Impressive as all the science and technology is, I'm equally impressed that Nereus, a mythical Greek god with a man's torso and the tail of a fish, was named in a nationwide contest open to students in junior high schools, high schools and colleges. A generation of text-messaging and Twittering has reduced the young to a language of "words" for messages of only 140 characters. The Greek myths could never have been told in such a language, and it's an unexpected blessing that there's such a relatively large audience of literate young people who can draw on Greek mythology in the service of science.

Many Twitterers (Twitterists? Tweetists?) insist that the Twittering ubiquitous at the beach, in the woods, on bike paths, in sidewalk cafes (and even in church and lecture hall) is simply for fun, idle thoughts expressed in real time. But reducing thoughts to 140 characters may exert a psychological and educational impact more serious than that, determining not only how we speak, but how we listen. Words shortened to the point of illiteracy -- a new survey reveals that nearly half of all college freshmen must take a course in remedial spelling -- and shortcuts to nonsense pass for information. Twittering keeps the focus narrow and imparts new meaning to "tunnel vision."
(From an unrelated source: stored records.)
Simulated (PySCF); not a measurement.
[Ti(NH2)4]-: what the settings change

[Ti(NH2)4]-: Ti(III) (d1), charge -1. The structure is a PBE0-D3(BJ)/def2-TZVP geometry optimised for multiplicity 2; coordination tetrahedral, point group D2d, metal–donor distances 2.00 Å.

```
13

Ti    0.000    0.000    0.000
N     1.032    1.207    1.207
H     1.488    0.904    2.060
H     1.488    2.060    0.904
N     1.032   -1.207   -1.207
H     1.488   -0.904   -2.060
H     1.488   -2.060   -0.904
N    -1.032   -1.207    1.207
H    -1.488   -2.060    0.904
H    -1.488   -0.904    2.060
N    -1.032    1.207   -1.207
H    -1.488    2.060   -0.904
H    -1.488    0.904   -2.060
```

George Orwell, an earlier generation's touchstone for clarity, observed that "good prose is like a window pane." President Obama's eloquence, which so mesmerized the world only yesterday, may not be sound and fury signifying not very much, but nevertheless it may be something less than meets the ear. Liam Julian writes in Policy Review magazine that the president's speeches have become "loopy, lofty and often lubricious."

Vagueness tempts others to fill in meanings they want to hear; the presidential language becomes a Rorschach test of attitudes. When the secretary of homeland security refers to terrorism as "man-caused disasters," she's playing a mind game. "Such phraseology," Orwell observed of similar silliness, "is needed if one wants to name things without calling up pictures of them."

Bad language has always reflected bad thinking just as good language delivered with precision forces us to see more clearly. When one of the president's famous teleprompters crashed to the floor during his defense of the economic stimulus package, the irony was writ large for both Woods Hole and Washington. It was a picture worth a thousand words.